An interview with Catherine Ingram by Beth Draper
Cape Healing Arts, Spring 2006
Since 1992, Catherine Ingram has led Dharma Dialogues, public events of inquiry into the nature of awareness and the possibility of living in awakened intelligence. She is the president of Living Dharma, an educational nonprofit organization dedicated to inquiry and service with offices in Portland, Oregon, and Los Angeles, CA. Catherine also leads numerous silent retreats each year and is coming to Cape Cod this June (see calendar listing page 32).
She is the author of several books, including Passionate Presence: Seven Qualities of Awakened Awareness (Penguin Putnam, 2003). Catherine has published approximately 100 articles and served on the editorial staffs of New Age Journal, East West Journal, and Yoga Journal.
Cape Healing Arts publisher Beth Draper interviewed Catherine via email recently. Here’s an excerpt from the Q & A:
CHA: What do you love the most about being a human being?
CI: I would have to say it is love itself, although love is also what has most broken my heart. Still, better to have lovedļæ½and all that. I find as I grow older that it truly doesn’t matter what stuff one has, what one has accomplished, who knows your name, where you have traveled. It really is, as the great ones always said, all about the quality of the love you share with your loved ones. And if one is lucky and is willing to take chances with one’s heart, that is, to let it break as needed, the circle of those one loves widens enormously. This is really the main treasure of life, as far as I can tell.
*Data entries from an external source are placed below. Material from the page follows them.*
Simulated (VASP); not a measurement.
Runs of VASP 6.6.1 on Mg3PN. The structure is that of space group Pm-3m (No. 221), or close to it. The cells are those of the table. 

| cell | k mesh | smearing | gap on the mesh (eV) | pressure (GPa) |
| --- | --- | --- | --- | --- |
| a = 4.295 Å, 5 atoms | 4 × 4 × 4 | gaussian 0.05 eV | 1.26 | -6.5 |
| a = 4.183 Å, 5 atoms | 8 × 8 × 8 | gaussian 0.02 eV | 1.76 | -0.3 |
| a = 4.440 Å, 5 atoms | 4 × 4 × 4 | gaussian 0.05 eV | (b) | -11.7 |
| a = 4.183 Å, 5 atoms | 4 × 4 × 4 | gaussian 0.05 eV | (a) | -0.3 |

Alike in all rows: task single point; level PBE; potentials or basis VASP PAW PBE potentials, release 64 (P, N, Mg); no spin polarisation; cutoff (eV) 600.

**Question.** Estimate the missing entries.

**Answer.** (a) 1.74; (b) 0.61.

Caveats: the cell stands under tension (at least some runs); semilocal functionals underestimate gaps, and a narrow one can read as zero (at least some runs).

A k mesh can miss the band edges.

CHA: When your heart breaks, how do you mend it?
CI: My heart never seems to actually get mended. It keeps breaking wider open and holding more of the sorrow, but, coincidentally, it is also open to more joy and tenderness. Of course, that is how things work. I often say that there is a spectrum of feelings and that the more one is willing to feel on one end, the sorrow, let’s say, the more one is able to feel on the other end, the joy. It is perhaps safe to close off and try not to feel too much suffering, but it is not a rich way to live. It cuts off all passion and beauty as well.
CHA: In a society that barely acknowledges grief and grieving-in fact, often squelches it-how do you allow yourself to experience deep sorrow?
CI: I live among the brokenhearted. They allow it.
CHA: Of the seven qualities of awakened awareness that you discuss in your book, which one is the trickiest for you to remember-and why?
CI: There are several that I seem to skip over or remember last on the list-discernment, embodiment, genuineness. The ones I seem to remember most easily are silence, tenderness, wonder, and delight. Maybe because those are the most fun.
CHA: In your book, you describe discernment as a clarity of perception. The ability to clearly see what is instead of what or how we would like things to be. How do you reconcile “passion, focus, and intensity” with your excellent advice to “have a light relationship with your preferences?”
CI: It is a sense that things are blowing very quickly through one’s soul, if you will. Feelings, emotions, passion, pain-all profoundly felt and released as quickly as possible. It is the experience of life in present awareness without resistance but also without clutching to a particular form or experience. Naturally, we have preferences. It is all a matter of how much we suffer when we don’t get what we want or when something or someone that we wanted leaves us. It is good to imagine one’s awareness as an open sky through which all passes and to “kiss the joy as it flies” as Blake said.
CHA: I see that your passion and focus lie with this process of being in present awareness.
CI: Yes, it is another way of saying that one lives in reality-for in actuality, the present is the only time in which we exist, which is what makes it feel so much more alive than the trance-like dreams of past and future taking place in imagination.
CHA: How do you allow feelings of anger and jealousy to blow through you? Many of us were taught that these are “negative” feelings, especially when we feel them in regard to people we love.
CI: We have to learn to admit that negative feelings are a common experience, no matter how good we are trying to be or what spiritual practices we have engaged in. Jealousy, anger, annoyance, irritation, pettiness-they all visit with unfortunate regularity. But the trick is not to take them personally or to be shocked by them. And then they have no power over you. The thought of jealousy that arises and fades in a few moments is not a problem. The jealous thought that Is denied and twisted into some kind of justification due to one’s own discomfort can often turn into unkind words and actions directed at the object of one’s jealousy. In these ways, the refusal to admit to negative thoughts can create all kinds of problems, as we so often see in spiritual leaders and masters who insinuate or even say that they are enlightened but whose behavior belies petty and desperate motivations involving sex, money, or power. I prefer to hang out with what Alan Watts called “divine rascals”-those who know both their divinity and their rascality.
CHA: Fabulous! What would you like to share most right now with our readers?
CI: The thing I seem to most emphasize in Dharma Dialogues-and would say to your readers-is to not postpone living your life. There is a subtle way that we have of waiting for something to come or waiting to get rid of something we have (even in the case of extra body weight, for instance) and thinking that our real life will begin then. Your real life is happening now, and there is no guarantee for any of us how long that life will be. As we let ourselves live fully in present awareness, it is as though we are experiencing life at last. We are no longer waiting.